Self-driving cars are still years away, but technological advances are making vehicles safer and more personalized right now. Here’s what that means for the industry.

If you’re on the streets of Northern California in the next few months, you might pass a tiny car that looks like a kid’s toy. It may be cute or creepy, depending on your perspective, but to some it’s a vision of the future: a Google-made, self-driven car.

But even as the idea of a Jetsons-like future dominated by robotic cars enthralls the media, that potential reality is at least a decade away. Meanwhile, the auto industry has undergone a less whimsical but far more sweeping shift, from the business of metal bending to the business of chips and sensors.

This revolution is still young. As technology seeps into every facet of a vehicle’s makeup and production, the industry faces new and unprecedented challenges. Today’s auto-industry executives must connect Silicon Valley and Detroit, as well as address entirely new dimensions of safety concerns, such as how to protect their customers’ privacy and data.
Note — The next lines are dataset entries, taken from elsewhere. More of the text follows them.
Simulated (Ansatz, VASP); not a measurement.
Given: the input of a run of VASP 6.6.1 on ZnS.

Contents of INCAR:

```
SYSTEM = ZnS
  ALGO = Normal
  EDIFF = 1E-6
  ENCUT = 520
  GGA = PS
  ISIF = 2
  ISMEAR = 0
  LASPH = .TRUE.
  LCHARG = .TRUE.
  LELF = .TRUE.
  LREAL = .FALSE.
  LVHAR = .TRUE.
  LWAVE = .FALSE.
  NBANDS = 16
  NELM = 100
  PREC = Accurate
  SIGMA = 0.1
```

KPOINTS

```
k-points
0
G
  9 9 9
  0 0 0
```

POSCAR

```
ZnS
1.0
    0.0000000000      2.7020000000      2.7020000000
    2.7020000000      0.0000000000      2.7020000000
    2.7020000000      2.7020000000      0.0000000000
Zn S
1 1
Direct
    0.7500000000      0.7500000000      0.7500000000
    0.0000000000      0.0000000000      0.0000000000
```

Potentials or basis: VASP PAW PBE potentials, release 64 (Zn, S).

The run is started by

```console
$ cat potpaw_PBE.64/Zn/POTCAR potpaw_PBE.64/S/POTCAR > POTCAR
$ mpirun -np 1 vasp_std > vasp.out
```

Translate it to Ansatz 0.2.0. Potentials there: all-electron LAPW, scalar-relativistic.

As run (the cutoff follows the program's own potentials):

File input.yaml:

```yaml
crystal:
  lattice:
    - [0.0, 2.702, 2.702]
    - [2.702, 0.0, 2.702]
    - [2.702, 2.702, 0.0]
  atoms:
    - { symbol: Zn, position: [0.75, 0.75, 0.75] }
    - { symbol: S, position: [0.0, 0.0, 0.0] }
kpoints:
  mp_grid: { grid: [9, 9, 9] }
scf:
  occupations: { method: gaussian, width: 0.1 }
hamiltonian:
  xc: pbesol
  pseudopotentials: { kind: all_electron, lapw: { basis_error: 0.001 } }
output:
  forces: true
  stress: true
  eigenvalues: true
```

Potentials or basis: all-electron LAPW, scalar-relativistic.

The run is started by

Detroit moved beyond traditional assembly-line manufacturing a long time ago. General Motors introduced OnStar, which provides a way to contact the police or fire department in case of an emergency and unlock your car at your request, in 1996.

And it’s no longer just high-end cars that offer things such as collision-avoidance systems, blindspot detection and automatic braking. Cars including the ʼ14 Chevy Malibu and Mazda3 come with high-tech safety features and price tags below $30,000. It’s rare to see a new car on the market today that doesn’t feature Bluetooth technology that allows drivers to make calls and stream music through the vehicle’s speakers.

The technological revolution has been a boon to the auto industry. The market for smart-vehicle systems is expected to reach $22 billion by 2020 as consumers increasingly demand – and expect – their cars to be sophisticated tech hubs. Roughly 55% of buyers will walk away from a car if it doesn’t have the technology they want, according to the Connected Vehicle Trade Assn. That’s a big change from just a few years ago.

As the industry continues to evolve, here are four challenges to watch for:

The Culture Combination

If vehicles are going to integrate the most advanced technologies, car companies need to work with the brightest tech minds. But so far, it hasn’t always been a comfortable collaboration. Silicon Valley and Detroit are two very different places.

There are the obvious differences, such as the weather. But there also are deep cultural differences.

The auto industry is a deliberate one, with a focus on safety and quality that requires extensive planning and testing. It can take years to bring a new car to market, and the average U.S. consumer keeps his new car for more than five years.

Both the tech industry and its consumers move much faster. New hardware and software products can get to market in a matter of months, consumers expect a steady stream of updates and improvements, and they’re willing to abandon a months-old product the moment something better comes along. Tech workers expect to be nimble and make quick changes as technology and consumer demands evolve.

That poses a serious problem for human resources as OEMs look to hire tech talent. And while the stalwarts of Silicon Valley might not want to move to Detroit, many see the auto industry’s potential.

Apple has partnered with Ferrari, Volvo and Mercedes on CarPlay, which will deploy the iOS operating system to let drivers control navigation and entertainment from their iPhones. Intel is working with Ford on things such as an interior camera that will recognize the driver and a system that unlocks cars with smartphones.

The two cultures are slowly learning to work together and understand each other. Ford, Mercedes and BMW all have outposts in Silicon Valley, while companies such as Verizon, AT&T and Google have made pilgrimages to Detroit. They’re learning they might not be as different as they thought.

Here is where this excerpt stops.